European MRO providers are facing tough times with the economic outlook uncertain and industry trends making growth more difficult to achieve, prominent forecasters said at Aviation Week’s MRO Europe conference in Amsterdam.
While airlines are expected to spend 5.7% more on their MRO actitivies this year on a worldwide basis, the European market is flat or could contract if economic conditions deteriorate. As David Stewart (ICF SH&E) points out, even over the next 10 years the MRO spend will increase by only around $1.3 billion in Europe. That compares to around $6 billion for China and $4.4 billion in the rest of Asia-Pacific.
The economy is one thing, but there is one key trend that has to get MRO providers concerned: airlines are retiring their aircraft earlier than they have historically done, mainly because the incentive to operate more fuel efficient jets has never been higher than today.
Globally, more than 400 retirements per year have become normal and as David Marcontell, President and COO of TeamSAI, outlines, that figure is to rise beyond 500 in 2012. According to Stewart, airlines have operated A320s for an average 26 or 27 years, but that figure is now going down significantly to little over 20 years and “even younger aircraft are parted out,” he says. “The fleet is getting younger faster,” says Marcontell.

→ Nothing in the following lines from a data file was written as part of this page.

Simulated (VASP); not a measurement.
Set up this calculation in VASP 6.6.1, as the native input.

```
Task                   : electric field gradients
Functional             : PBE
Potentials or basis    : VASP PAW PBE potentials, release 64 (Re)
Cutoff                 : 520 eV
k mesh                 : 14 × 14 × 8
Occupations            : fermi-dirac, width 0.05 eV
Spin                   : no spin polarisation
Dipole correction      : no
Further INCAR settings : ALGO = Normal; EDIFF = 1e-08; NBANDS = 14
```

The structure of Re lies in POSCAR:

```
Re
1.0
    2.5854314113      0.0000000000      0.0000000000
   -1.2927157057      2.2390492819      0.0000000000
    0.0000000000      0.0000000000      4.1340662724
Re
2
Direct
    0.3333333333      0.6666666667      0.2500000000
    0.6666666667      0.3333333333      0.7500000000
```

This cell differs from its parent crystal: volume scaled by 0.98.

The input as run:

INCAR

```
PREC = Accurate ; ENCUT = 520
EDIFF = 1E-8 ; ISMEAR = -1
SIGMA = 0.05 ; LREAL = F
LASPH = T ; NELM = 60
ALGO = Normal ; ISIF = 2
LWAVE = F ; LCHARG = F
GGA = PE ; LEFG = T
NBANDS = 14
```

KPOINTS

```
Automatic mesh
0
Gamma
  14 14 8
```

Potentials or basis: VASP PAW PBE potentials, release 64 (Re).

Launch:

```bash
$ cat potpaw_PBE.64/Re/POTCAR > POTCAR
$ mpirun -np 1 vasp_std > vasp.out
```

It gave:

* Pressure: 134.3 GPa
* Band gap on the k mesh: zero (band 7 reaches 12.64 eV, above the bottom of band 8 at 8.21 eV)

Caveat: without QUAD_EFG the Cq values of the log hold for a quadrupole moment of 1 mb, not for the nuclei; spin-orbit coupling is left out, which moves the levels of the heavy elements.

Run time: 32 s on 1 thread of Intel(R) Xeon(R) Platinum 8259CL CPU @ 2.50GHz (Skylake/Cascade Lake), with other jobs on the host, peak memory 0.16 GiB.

For MROs, that means per unit revenues are declining with older aircraft typically requiring more work.
Independent MROs are also facing new competition with the introduction of new aircraft models such as the Boeing 787 and the Airbus A350s. Their phasing in provides the industry with the opportunity to develop new “MRO supply chain business models,” Stewart believes. But that may also not be good news as “we are moving into a more OEM centric MRO environment.” Even for the big independent providers such as Air France Industries and Lufthansa Technik, that will mean more competition with OEMs raising the question how sustainable current strategies are.